Editor's note: The Tomball ISD school board will have a special meeting May 2 to discuss this plan.

During an April 17 town hall at Creekside Park Junior High, over a hundred Creekside-area families and community members expressed their opposition to Tomball ISD’s plan to amend its bond projects to replace a proposed elementary school with a new intermediate school.

The town hall, which lasted around an hour and a half, saw district leaders present the plan and answer questions from attendees alongside board President Lee McLeod, Secretary Justin Unser and Trustee Matt Schiel.

During his remarks, Unser, who said he lives in the Creekside area, said he opposes this change, to which the audience applauded.

“All the concerns that you’ve brought up tonight are ones I have brought up as well,” Unser said. “I have very similar feelings.”



Unser said while he loves the idea of a new intermediate campus, he does not know if this plan fits with what the community was designed for.

“This was designed to be community schools; people can walk and bike, and that’s how people bought their home, including myself,” Unser said. “So those are the things that I don’t like about it.”

How we got here

During a special meeting April 10, Chief Operating Officer Steven Gutierrez presented the school board with a plan to amend its initial bond projects slate, replacing a proposed elementary school—Elementary School No. 13—with Intermediate School No. 5 to address capacity issues within the Creekside area, Community Impact previously reported.


The new intermediate school would serve fifth to sixth grades and provide capacity relief to the elementary schools in the Creekside area. Previous reporting indicates the school is planned for the undeveloped land at the Tomball Innovation Center, located at the corner of FM 2920 and Hufsmith-Kohrville Road.

The bond language does not prevent the district from making this change, Chief Financial Officer Jim Ross said at the April 10 special meeting, according to previous reporting.

According to previous reporting, ballot language for Proposition A, which voters approved in the the 2021 bond package, stated:

  • “The issuance of $466.64 million school building bonds for the construction, acquisition, rehabilitation, renovation, expansion, improvement and equipment of school buildings in the district; the purchase of the necessary sites for school buildings; the purchase of new school buses and the retrofitting of school buses with emergency, safety and security equipment.”
In an interview after the town hall concluded, Superintendent Martha Salazar-Zamora acknowledged emotions among community members are high.
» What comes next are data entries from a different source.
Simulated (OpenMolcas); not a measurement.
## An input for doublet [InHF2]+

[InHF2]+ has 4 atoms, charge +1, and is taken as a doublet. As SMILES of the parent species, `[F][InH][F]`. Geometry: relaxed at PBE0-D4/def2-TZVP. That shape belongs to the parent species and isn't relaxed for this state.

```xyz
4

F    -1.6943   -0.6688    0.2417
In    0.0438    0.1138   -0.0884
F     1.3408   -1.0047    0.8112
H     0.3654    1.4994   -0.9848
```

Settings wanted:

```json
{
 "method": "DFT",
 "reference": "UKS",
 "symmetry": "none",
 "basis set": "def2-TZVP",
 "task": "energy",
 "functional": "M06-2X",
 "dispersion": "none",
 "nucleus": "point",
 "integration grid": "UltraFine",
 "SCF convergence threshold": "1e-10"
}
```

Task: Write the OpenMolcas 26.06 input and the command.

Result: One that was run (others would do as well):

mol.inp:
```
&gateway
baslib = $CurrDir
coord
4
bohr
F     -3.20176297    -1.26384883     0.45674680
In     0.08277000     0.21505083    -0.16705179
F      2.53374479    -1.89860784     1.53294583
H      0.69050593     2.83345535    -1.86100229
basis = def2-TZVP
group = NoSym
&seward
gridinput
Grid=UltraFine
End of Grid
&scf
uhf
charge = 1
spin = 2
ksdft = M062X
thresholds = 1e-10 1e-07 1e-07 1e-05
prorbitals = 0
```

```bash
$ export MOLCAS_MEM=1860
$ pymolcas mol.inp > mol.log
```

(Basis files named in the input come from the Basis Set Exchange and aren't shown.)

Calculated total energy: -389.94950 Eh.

“These are their children,” Salazar-Zamora said. “This is a concept that the Creeks [community] has not had in the past, but this not unfamiliar to Tomball parents and the Tomball community. For years upon years, [the district has] had elementary K-4, intermediate 5-6, junior high 7-8 and then high school. But I understand that change is hard and this does add an additional layer of complexity because of the distance of the school.”


This bond project change would see fifth-grade students at Creekside-area elementary schools and sixth-grade students at Creekside Park Junior High attend the new intermediate school in the 2025-26 school year, according to the district. Unlike other elementary schools in the district that serve grades K-4, Creekside Forest, Timber Creek and Creekview elementary schools serve grades K-5 and feed into Creekside Park Junior High for sixth grade.

What Tomball ISD is saying

Salazar-Zamora spoke on the difficulty of this change during the town hall.

“Change is difficult, and any change to our families, to our children, to our community is difficult,” Salazar-Zamora said. “I want you to understand that. The growing pains of a fast-growth district are very challenging and difficult to manage.”


Presentations by Gutierrerz and Chief Academic Officer Michael Webb followed, who spoke on the need for a new intermediate school and the academic implications, respectively.

“The primary point of bond 2021 is to provide enrollment relief out here in these [Creekside-area] campuses,” Gutierrez said. “So the plans that we presented, that we modeled, did not adequately provide the relief out here. So from our perspective, we’d be doing you a disservice to build a new [elementary] building that would be underutilized and not provide you the relief that we promised.”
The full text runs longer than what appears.